So why would you ever want to do this. Well, it gets me closer to what I would like to see out of Reason: a way to create truly generative music, where you can press a button and set sail a sea of sound that is ever-changing. Great if you want to have some Pad or Ambient sounds drift on in the background, ever changing and always new and interesting. You could also incorporate this into your glitch effects as a controlling device to provide an endless range of chaotic buzzes, blips and shazams. How you use it is really up to your own creativity. But at least with 64 (and even 128) different patterns, you can create a pretty long string of variety that, if played through from start to finish, no human could discern the repetition (think of it this way: at 120 BPM, a normal 4/4 bar with 64 patterns shifting at every 4 bars would last 8.5 minutes before any repetition occurs. In the case of 128 patterns, you could end up with an ever-changing pattern lasting 17 minutes long without any repetition.
Yes, it’s a little spastic and insane, but it can definitely prove interesting, even as nothing more than a creative experiment. So let’s take a look at how you can create 64 patterns on one Combinator rotary knob.

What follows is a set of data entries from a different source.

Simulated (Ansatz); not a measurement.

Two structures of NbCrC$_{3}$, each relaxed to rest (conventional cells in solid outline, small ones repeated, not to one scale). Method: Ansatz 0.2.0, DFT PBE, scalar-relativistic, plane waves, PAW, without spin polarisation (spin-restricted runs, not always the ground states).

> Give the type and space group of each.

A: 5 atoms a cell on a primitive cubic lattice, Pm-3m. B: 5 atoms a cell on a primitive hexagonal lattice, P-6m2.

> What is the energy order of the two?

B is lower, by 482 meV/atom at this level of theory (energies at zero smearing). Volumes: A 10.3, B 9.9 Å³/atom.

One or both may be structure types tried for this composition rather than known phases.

First, create a Combinator and inside create a 6:2 line mixer. Then, holding the Shift key down to force Reason not to autoroute the devices, create a sound source (let’s take a Subtractor so that we can differentiate from the Thor device which we’ll use as a CV switcher). Also create 2 Spider CV Mergers/Splitters, a Thor, and one Matrix pattern sequencer.
Load up the Matrix sequencer with 32 patterns, then duplicate the matrix so that you have another copy with the same 32 patterns. At this point, change the patterns on the second matrix so that you have a new set of 32 unique patterns in the second matrix.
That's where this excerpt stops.